Paradise Palms & Las Vegas National: A Comeback Written on the Fairways
My first swings at The National
I still remember the first time I aimed down a fairway at Las Vegas National back in 2012.
The city was still bruised from the crash—empty houses, short sales, and bank‑owned properties were everywhere—but walking onto that course felt like stepping into another era.
Out on those tree‑lined fairways, you can almost hear the echoes of when this was the Stardust Country Club in the 1960s, the LPGA and Tour players walking the same lines, and a young Arnold Palmer setting a course record 63 in 1967. Tiger Woods notched his first PGA Tour win on this rotation in 1996, and The National has the kind of old‑school layout that still punishes anything sloppy. I didn’t know it then, but as I learned the game on that course, I was also getting my first real education in the mid‑century neighborhood that wraps around it: Paradise Palms.
Back then, a lot of people were still writing this area off as “tired” or “past its prime.” I saw something different. I saw rooflines peeking over the trees, carports, breeze block walls, and long glass windows catching the afternoon light—clues that these weren’t just any tract homes. They were the same modern desert houses built for the city’s early dreamers, wrapped around a golf course that had already made history.
A golf course, a crash, and a comeback
Paradise Palms and Las Vegas National were born together in the early 1960s, when developer Irwin Molasky and partners carved out the city’s first true master‑planned community around what was then the Stardust Country Club. Architect Bert Stamps laid out the course, and from 1961 on, it hosted major professional events and became a social hub for Vegas and Hollywood names. This was not a sleepy little local track; it was the stage where Arnold Palmer, Tom Kite, and eventually Tiger Woods all left their mark.
As the decades rolled on, the neighborhood around the course became home to entertainers and power players—names like Debbie Reynolds, Sonny Liston, and Howard Hughes associate Robert Maheu all show up in the Paradise Palms story. But like a lot of Las Vegas, Paradise Palms got hit hard in the housing collapse. Prices tumbled, investors swooped in, and too many of these architecturally significant homes were treated like disposable commodities instead of the mid‑century gems they are.
By the time I was learning to keep my drives out of the water in 2012, you could feel the tension: some streets still showed the scars of the crash, but others were already being rediscovered by people who saw the value in those low‑slung modern houses and their connection to The National. The same neighborhood that had once been the playground of Vegas royalty was quietly starting its second act.

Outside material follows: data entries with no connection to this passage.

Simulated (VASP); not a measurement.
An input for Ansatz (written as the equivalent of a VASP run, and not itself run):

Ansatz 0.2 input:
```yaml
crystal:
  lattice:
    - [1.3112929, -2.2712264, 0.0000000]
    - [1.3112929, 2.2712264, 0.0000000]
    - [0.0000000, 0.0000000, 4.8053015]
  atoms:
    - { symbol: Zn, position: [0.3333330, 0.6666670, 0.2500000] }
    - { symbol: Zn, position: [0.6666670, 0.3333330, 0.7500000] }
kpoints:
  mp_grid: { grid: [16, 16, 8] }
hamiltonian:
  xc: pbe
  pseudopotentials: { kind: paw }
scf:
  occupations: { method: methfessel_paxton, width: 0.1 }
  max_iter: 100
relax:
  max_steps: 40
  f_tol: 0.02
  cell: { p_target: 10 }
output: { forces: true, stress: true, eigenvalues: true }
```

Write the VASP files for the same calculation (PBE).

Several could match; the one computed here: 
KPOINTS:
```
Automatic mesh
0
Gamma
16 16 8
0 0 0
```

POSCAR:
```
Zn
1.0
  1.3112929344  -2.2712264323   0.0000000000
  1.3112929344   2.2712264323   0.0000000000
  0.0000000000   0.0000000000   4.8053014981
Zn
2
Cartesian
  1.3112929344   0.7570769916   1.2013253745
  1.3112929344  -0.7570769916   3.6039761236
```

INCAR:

Paradise Palms: desert modern wrapped around fairways
Paradise Palms started in 1960 as an $8 million master‑planned project—Las Vegas’ first—spearheaded by Irwin Molasky and Merv Adelson to bring modern desert living to what was then the edge of town. They hired Southern California modernists Dan Palmer and William Krisel, fresh off their success in Palm Springs, along with local architect Hugh Taylor, to design a community of glassy, dramatic, indoor‑outdoor homes wrapped around the golf course.
What they built between the early 1960s and late 1970s ended up being roughly 1,000 homes, including around 400 Palmer & Krisel designs, many of them backing right onto the fairways. These were not cookie‑cutter boxes. Think asymmetrical and butterfly rooflines, folded plate roofs, breeze blocks, clerestory windows, sunken living rooms, bright colors, and walls of glass opening to patios and pools—exactly the kind of architecture that now defines “mid‑century modern” in the desert.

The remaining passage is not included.